All models controlled for demographics (from table 2) and state-level policy and economic factors with measures taken from publicly available data.27 We controlled for the per cent of state gross domestic product (GDP) attributed to tobacco farming, state excise taxes per cigarette pack, per capita tobacco control funding, number of location-specific smoking bans (public schools, private schools, public transit, restaurants, recreational facilities, health facilities, childcare facilities and/or private work sites) and total Alciati score (a measure of legal control over youth tobacco access)28 in the respondent’s state-year of survey.
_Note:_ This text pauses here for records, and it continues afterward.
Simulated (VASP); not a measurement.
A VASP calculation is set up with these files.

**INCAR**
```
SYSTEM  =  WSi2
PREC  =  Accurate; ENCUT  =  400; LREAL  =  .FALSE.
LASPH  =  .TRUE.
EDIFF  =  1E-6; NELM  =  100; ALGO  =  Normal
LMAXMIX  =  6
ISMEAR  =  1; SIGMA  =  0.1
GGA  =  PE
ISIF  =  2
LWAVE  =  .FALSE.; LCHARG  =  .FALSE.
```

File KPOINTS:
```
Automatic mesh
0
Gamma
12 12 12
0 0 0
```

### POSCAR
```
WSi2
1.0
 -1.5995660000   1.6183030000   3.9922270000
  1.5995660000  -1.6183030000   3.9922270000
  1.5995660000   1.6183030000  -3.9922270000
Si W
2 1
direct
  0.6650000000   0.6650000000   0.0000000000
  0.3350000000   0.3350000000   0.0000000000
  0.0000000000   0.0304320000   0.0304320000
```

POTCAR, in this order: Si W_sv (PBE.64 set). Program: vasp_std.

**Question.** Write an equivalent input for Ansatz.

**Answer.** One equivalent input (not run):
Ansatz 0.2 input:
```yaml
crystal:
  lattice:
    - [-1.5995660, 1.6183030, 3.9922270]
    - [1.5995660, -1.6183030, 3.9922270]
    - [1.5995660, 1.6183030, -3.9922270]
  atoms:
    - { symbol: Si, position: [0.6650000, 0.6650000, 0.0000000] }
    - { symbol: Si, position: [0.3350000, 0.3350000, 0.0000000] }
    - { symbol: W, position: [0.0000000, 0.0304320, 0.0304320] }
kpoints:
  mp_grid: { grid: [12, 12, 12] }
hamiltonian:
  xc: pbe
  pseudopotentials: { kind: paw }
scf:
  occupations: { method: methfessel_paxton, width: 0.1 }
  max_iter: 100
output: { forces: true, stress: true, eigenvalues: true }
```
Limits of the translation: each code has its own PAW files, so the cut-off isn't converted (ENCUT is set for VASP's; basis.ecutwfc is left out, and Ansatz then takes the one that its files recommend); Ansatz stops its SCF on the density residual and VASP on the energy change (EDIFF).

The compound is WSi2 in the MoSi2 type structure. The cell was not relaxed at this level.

We estimated logistic regression models to predict support for each policy. We regressed each policy support measure on a series of individual-level demographic controls from CPS data, state-level policy and economic characteristics and various combinations of market-level ad exposure measures (described in detail below). We ran several models for each outcome because theme-specific ad exposure measures were highly correlated with one another (table 3). The first model focused on the coefficient for the total volume of adult/general-targeted ads (Model 1). The second set of models included the volume of each adult/general-targeted ad theme in separate models (but including all of the aforementioned controls; Model 2). Models 3 through 6 include various combinations of ad themes, with Model 3 including all ad themes and Models 4 through 6 sequentially dropping variables with the highest variance inflation factors (VIFs) from Model 3 to assess the impact of high multicollinearity on the stability of model coefficients.
Logistic regression models predicting support for comprehensive indoor smoking bans
Model 1 in table 4 shows that market-level volume of exposure to adult/general-state antismoking ads predicts higher support for comprehensive indoor smoking bans (B=0.10, p<0.001). Greater excise taxes on cigarettes (B=0.10, p<0.01) and more laws restricting youth tobacco access (B=0.01, p<0.01) also predict increased support for this policy. Market-level volume of youth-targeted ads, percentage of state GDP generated from tobacco farming, per capita tobacco control funding and the number of location bans on smoking already in place in a state were not associated with support. Results for each of these policy and economic variables were consistent across all models so we do not repeat them in the tables.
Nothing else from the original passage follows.